Luis Brion, admiral of Colombia, born at Curacoa, July 6,1782, died Sept. 20, 1821. He was sent at an early age to Holland to receive his education, his father being a native of that country; he entered the Dutch army, and afterward visited the United States, where he studied navigation. Upon the death of his father he bought a vessel, made several voyages, established a mercantile house at Curacoa, and in 1811 was appointed captain of a frigate in the service of the republic and state of Caracas. At his own expense he fitted out a fleet of vessels, and attacked the Spanish forces at the island of Margarita, where he gained a signal victory. Brion distinguished himself at the conquest of Guiana, and also at Santa Marta and Cartagena. The latter part of his life was rendered unhappy by a misunderstanding with Bolivar, which so preyed upon his mind that he became ill, and leaving the squadron returned to Curacoa, and soon died in poverty.
Luis De Morales, a Spanish painter, born in Badajoz in 1509, died there in 1586. Either from his constant choice of sacred subjects or (less probably) from the merits of his work, he received the surname of el Divino, the divine. His pictures were nearly all heads, generally of Christ or the Virgin; some authorities believe that there are no instances of his painting the figure at full length. His Ecce Homo and Mater Dolorosa are the best types of his paintings. In spite of his acknowledged ability, the prices he received for his works are said not to have been enough to compensate him for the great labor and time he spent upon them; and he lived in the greatest want until his old age, when he was supported by Philip II. His chief works are at Toledo, Val-ladolid, Burgos, and Granada.
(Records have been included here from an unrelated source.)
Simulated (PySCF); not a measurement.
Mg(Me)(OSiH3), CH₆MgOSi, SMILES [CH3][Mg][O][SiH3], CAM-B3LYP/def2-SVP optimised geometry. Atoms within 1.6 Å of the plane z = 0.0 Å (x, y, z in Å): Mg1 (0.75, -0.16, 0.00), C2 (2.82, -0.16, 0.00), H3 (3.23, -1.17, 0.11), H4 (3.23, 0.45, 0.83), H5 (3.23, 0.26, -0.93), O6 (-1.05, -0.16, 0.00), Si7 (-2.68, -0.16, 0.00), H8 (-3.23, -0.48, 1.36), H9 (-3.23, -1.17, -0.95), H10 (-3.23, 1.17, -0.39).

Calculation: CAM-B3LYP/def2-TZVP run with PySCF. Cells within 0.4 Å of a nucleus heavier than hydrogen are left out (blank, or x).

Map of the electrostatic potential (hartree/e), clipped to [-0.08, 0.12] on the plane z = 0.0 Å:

Luis De Vargas, a Spanish painter, born in Seville in 1502, died there in 1568. He completed his studies in Rome, and spent many years in Italy, after which he greatly improved the school of Seville. His death was accelerated by the tortures which he endured in his ascetic frenzy. His portrait of the duchess of Alcala was regarded as equal to the works of Raphael. Only vestiges remain of his large religious fresco and oil paintings, but several of his most celebrated works are still extant, the best known being his painting representing the human genealogy of Christ, in the cathedral of Seville, called La generation.
See Mundt, Klara.
Lumkin, a N. county of Georgia, drained by Chestatee river and its branches; area, about 400 sq. m.; pop. in 1870, 5,101, of whom 462 were colored. A range of the Blue Ridge crosses its N. border. The surface is generally hilly, and the soil near the rivers highly productive. It contains several gold mines, which are the richest in the Atlantic region, and copper, silver, magnetic iron, and lead are also found. The chief productions in 1870 were 8,911 bushels of wheat, 82,013 of Indian corn, 8,828 of oats, 7,020 of sweet potatoes, 12,297 lbs. of tobacco, and 39,072 of butter. There were 325 horses, 831 milch cows, 1,423 other cattle, 2,383 sheep, 5,293 swine; 1 flour mill and 3 quartz mills. Capital, Dahlonega.